Monday, December 17, 2007

Indexing in SQLSERVER

Indexes in Sql Server

A database index is similar to an index in a book – it is comprised of a lookup value, and a number identifier that corresponds to the row number in a table. In SQL Server, there are two kinds of indexes – clustered and non-clustered. Clustered Indexes require that the data in the table is physically sorted in the order of the index. Because the data in a table can be physically sorted only one way, there can be at most only one clustered index per table. Non clustered index do not require that data be physically sorted, so there can be more that one non-clustered index per table. In fact SQL Server allows up to 249 non-clustered indexes per table. Because data is not physically sorted, range searches using a non clustered index are not very efficient.

The command for creating an index in T-SQL is

CREATE [ UNIQUE ] [ CLUSTERED | NONCLUSTERED ] INDEX index_name ON { table | view } ( column [ ASC | DESC ] [ ,...n ] ) [ WITH <> [ ,...n] ] [ ON filegroup ] <> :: = { PAD_INDEX | FILLFACTOR = fillfactor | IGNORE_DUP_KEY | DROP_EXISTING | STATISTICS_NORECOMPUTE | SORT_IN_TEMPDB }

Relational databases like SQL Server use indexes to find data quickly when a query is processed. Creating and removing indexes from a database schema will rarely result in changes to an application's code; indexes operate 'behind the scenes' in support of the database engine. However, creating the proper index can drastically increase the performance of an application.

We can create the same index using the following SQL. The command specifies the name of the index (IDX_UnitPrice), the table name (Products), and the column to index (UnitPrice).

 CREATE INDEX [IDX_UnitPrice] ON Products (UnitPrice)

To verify that the index is created, use the following stored procedure to see a list of all indexes on the Products table:

 EXEC sp_helpindex Customers 

How It Works

The database takes the columns specified in a CREATE INDEX command and sorts the values into a special data structure known as a B-tree. A B-tree structure supports fast searches with a minimum amount of disk reads, allowing the database engine to quickly find the starting and stopping points for the query we are using.

Conceptually, we may think of an index as shown in the diagram below. On the left, each index entry contains the index key (UnitPrice). Each entry also includes a reference (which points) to the table rows which share that particular value and from which we can retrieve the required information.

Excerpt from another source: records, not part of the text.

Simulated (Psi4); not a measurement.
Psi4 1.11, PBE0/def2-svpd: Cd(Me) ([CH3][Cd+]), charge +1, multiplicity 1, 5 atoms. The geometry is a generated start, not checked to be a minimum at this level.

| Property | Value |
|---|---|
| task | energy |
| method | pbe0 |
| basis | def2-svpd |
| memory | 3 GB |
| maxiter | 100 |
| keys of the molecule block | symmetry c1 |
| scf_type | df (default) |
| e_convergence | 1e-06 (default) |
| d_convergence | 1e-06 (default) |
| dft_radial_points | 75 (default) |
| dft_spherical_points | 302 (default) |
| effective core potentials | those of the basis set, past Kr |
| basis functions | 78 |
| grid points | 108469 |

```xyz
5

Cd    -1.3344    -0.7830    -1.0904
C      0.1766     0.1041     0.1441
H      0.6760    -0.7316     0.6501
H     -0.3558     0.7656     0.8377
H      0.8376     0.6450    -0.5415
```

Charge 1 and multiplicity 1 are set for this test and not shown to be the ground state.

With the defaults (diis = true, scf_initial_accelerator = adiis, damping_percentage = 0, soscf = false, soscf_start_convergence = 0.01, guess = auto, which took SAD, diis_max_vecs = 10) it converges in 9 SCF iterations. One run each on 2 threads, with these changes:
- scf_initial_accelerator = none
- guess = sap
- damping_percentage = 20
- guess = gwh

Much like the index in the back of a book helps us to find keywords quickly, so the database is able to quickly narrow the number of records it must examine to a minimum by using the sorted list of UnitPrice values stored in the index. We have avoided a table scan to fetch the query results. Given this sketch of how indexes work, lets examine some of the scenarios where indexes offer a benefit.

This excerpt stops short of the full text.